Wednesday, May 20, 2026

Reformism in paralysis: the “democratic socialists” can’t properly respond to the Global South’s revolts


The “democratic socialists” haven’t come out in support of Bolivia and Kenya’s workers because reformists always flounder during revolutionary moments. They present themselves as the allies of the working class, yet whenever the working class asserts itself, they don’t know what to do. This is especially true when a popular revolt appears in the Global South; the left’s gatekeepers cannot coherently respond to threats towards imperial control. And those of us within the imperial extractive countries can take advantage of this unavoidable weakness the social chauvinists have. We must respond to Bolivia and Kenya by exposing how our “socialist” bourgeois leaders lack solidarity, and lack the initiative to lead the workers in our class war.

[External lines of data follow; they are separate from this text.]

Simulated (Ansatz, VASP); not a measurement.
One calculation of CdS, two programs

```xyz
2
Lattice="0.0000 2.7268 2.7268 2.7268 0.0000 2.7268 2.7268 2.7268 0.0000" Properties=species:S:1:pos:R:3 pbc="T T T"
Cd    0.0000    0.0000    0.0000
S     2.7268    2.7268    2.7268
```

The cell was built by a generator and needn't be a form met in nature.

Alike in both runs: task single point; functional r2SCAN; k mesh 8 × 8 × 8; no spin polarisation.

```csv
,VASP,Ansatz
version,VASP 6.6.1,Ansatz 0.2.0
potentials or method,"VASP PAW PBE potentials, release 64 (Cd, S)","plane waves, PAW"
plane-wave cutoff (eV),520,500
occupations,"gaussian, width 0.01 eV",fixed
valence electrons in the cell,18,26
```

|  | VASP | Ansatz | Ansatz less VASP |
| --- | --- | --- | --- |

In waging this campaign against the opportunists, we also have an opportunity to bring the U.S. communist movement towards a position that can let it rebuild working-class power, and reconnect with the masses who it’s long been cut off from. The “Marxists” in the imperial sphere have long isolated themselves from their own people, while using the excuse that these people are supposedly too invested in imperialism to embrace revolutionary politics. The most explicit version of this attitude is the “third worldist” position, which minimizes or even fully dismisses the role of the workers outside the Global South. This kind of thinking is dangerous to the working-class movement, and it gives the bourgeois reformists greater opportunities to deceive the masses. To make the communist movement go on the advance, and expand its relationship with the people, we must clarify the role that the imperial sphere’s workers have within global class battles like the present one.


In French Intellectuals and Democrats and the Algerian Revolution, Frantz Fanon spoke of the workers in the “Global North” as having great potential to ally with the struggles of colonized peoples: “One of the first duties of intellectuals and democratic elements in colonialist countries is unreservedly to support the national aspirations of colonized peoples. This attitude is based on very important theoretical considerations: … the community of interests between the working classes of the conquering country and the combined population of the conquered and dominated country.” 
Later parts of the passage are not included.